PFC wrote:
Maybe, but Reiser4 is supposed to be a general purpose filesystem
talking about its advantages/disadvantages wrt. gaming makes sense,
I don't see a lot of gamers using Linux ;)
There have to be some. Transgaming seems to still be making a
successful business out of making games work out-of-the-box under Wine.
While I don't imagine there are as many who attempt gaming on Linux,
I'd guess a significant portion of Linux users, if not the majority, are
at least casual gamers.
Some will have given up on the PC as a gaming platform long a go, tired
of its upgrade cycle, crashes, game patches, and install times. These
people will have a console for games, probably a PS2 so they can watch
DVDs, and use their computer for real work, with as much free software
as they can manage.
Others will compromise somewhat. I compromise by running the binary
nVidia drivers, keeping a Windows partition around sometimes, and
enjoying many old games which have released their source recently, and
now run under Linux -- as well as a few native Linux games, some Cedega
games, and some under straight Wine.
Basically, I'll play it on Linux if it works well, otherwise I boot
Windows. I'm migrating away from that Windows dependency by making sure
all my new game purchases work on Linux.
Others will use some or all of the above -- stick to old games, use
exclusively stuff that works on Linux (one way or the other), or give up
on Linux gaming entirely and use a Windows partition.
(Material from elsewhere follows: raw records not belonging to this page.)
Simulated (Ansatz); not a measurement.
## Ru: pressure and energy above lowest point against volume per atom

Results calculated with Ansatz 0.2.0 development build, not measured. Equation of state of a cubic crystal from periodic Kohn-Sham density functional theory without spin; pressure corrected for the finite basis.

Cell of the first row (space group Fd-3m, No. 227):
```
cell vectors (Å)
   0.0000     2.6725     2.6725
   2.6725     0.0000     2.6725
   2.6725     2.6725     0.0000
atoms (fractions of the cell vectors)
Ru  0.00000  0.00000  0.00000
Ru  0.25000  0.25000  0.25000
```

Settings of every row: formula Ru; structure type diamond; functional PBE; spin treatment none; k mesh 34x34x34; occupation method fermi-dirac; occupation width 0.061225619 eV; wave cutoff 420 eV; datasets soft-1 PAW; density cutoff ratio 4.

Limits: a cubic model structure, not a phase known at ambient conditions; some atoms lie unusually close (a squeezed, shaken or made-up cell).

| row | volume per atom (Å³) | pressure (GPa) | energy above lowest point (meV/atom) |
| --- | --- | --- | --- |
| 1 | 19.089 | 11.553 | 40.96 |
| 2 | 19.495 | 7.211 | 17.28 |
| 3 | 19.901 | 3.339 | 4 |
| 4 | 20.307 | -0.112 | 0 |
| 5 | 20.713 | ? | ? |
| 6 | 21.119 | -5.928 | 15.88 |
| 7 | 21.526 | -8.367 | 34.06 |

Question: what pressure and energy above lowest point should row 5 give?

Anything Linux can do to become more game-friendly is one less reason
for gamers to have to compromise. Not all gamers are willing to do
that. I know at least two who ultimately decided that, with dual boot,
they end up spending most of their time on Windows anyway. These are
the people who would use Linux if they didn't have a good reason to use
something else, but right now, they do. This is not the fault of the
filesystem, but taking the attitude of "There aren't many Linux gamers
anyway" -- that's a self-fulfilling prophecy, gamers WILL leave because
of it.
Also, as you said, gamers (like many others) reinvent filesystems
and generally use the Big Zip File paradigm, which is not that stupid
for a read only FS (if you cache all file offsets, reading can be pretty
fast). However when you start storing ogg-compressed sound and JPEG
images inside a zip file, it starts to stink.
I don't like it as a read-only FS, either. Take an MMO -- while most
commercial ones load the entire game to disk from install DVDs, there
are some smaller ones which only cache the data as you explore the
world. Also, even with the bigger ones, the world is always changing
with patches, and I've seen patches take several hours to install -- not
download, install -- on a 2.4 ghz amd64 with 2 gigs of RAM, on a striped
RAID. You can trust me when I say this was mostly disk-bound, which is
retarded, because it took less than half an hour to install in the first
place.
Even simple multiplayer games -- hell, even single-player games can get
fairly massive updates relatively often. Half-Life 2 is one example --
they've now added HDR to the engine.
In these cases, you still need as fast access as possible to the data
(to cut down on load time), and it would be nice to save on space as
well, but a zipfile starts to make less sense. And yet, I still see
people using _cabinet_ files.
Compression at the FS layer, plus efficient storing of small files,
makes this much simpler. While you can make the zipfile-fs transparent
to a game, even your mapping tools, it's still not efficient, and it's
not transparent to your modeling package, Photoshop-alike, audio
software, or gcc.
But everything understands a filesystem.
It depends, you have to consider several distinct scenarios.
For instance, on a big Postgres database server, the rule is to have
as many spindles as you can.
- If you are doing a lot of full table scans (like data mining etc),
more spindles means reads can be parallelized ; of course this will mean
more data will have to be decompressed.
I don't see why more spindles means more data decompressed. If
anything, I'd imagine it would be less reads, total, if there's any kind
of data locality. But I'll leave this to the database experts, for now.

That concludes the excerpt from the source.